The Giver Revisited, Revised.

The Giver Revisited, Revised.

Kate Strain

My original project worked with the fleeting nature a section of the text, The Giver. In the specific passage, the protagonist, Jonas, realizes that he can see in color while the rest of his community can see in black and white. In my original project, I focused on the fleeting nature of this change through the musicality of language. Using different languages for the section of text that describes when he sees in color instead black and white brought a new level to the musicality of the text. In my final project, I used the audio from my proto-project and a couple additional recordings of the same text. I attempted to begin the audio focusing on the sounds, then by the end, focusing on the language. At approximately 10 seconds into the piece, I hinted at the theme of the language, but moved back into sounds. I had a difficult time disconnecting the meaning and words from the sound. To do so initially, I began by putting soundwaves that looked similar together. This allowed for the different languages to be next to one another without realizing they are different languages. I found that repeating one sound while multiple times created a interesting echoing effect musically. I found that cutting words in half created another interesting effect that focused on the musicality of the sounds. Overall, this project challenged my creativity, as I did not believe I was musically talented. I found that by playing with the sounds and by creating the sound to language form helped put my piece together.
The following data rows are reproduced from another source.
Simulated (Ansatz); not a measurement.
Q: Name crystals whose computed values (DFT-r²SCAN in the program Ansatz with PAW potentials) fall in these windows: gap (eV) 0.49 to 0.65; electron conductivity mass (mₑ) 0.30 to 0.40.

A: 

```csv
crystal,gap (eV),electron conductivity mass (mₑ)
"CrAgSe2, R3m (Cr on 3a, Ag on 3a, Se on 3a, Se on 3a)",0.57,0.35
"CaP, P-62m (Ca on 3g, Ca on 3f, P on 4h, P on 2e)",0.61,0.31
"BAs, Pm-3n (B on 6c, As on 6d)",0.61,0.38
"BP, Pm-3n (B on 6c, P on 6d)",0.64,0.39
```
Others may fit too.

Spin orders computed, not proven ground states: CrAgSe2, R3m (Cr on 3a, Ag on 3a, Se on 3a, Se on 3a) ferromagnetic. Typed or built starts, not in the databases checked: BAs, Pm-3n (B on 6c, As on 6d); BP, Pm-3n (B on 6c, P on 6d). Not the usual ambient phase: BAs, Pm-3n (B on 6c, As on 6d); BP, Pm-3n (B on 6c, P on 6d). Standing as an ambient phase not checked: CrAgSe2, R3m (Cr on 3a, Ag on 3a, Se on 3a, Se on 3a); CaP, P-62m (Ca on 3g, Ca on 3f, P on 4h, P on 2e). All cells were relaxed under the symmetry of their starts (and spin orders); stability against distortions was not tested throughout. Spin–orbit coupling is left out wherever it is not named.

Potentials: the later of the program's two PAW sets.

2 thoughts on “The Giver Revisited, Revised.

  1. Hi Kate,

    Awesome. You did a wonderful job transforming this project from concept to reality. The project has a clear and convincing musical structure, but your implementation of this structure was not rigid — you allowed yourself some creative liberties, and these worked very well. The layering of voices and repetition/dissection of words in the first half of your project suited your concept quite well. In your presentation, you correctly pointed to the idea of ‘semantic saturation or satiation’ (both terms are correct) which is also at play early in your composition. The contrast created by the longer phrases spoken consecutively by different voices served as a beautiful conclusion. This is really well done.

    I actually would encourage you to leave out–or limit even further–the small amount of audio processing you included–particularly the moment when you slow down the speech. It stands out a bit and isn’t really necessary. You achieve all you need to achieve in thinning out the texture and adding purposeful silences.

    The extra time in the audio is likely due to the default rendering option in Reaper–this will render the entire audio file, instead of your time selection.

    Great job, Kate. It was a pleasure to have you in class this semester.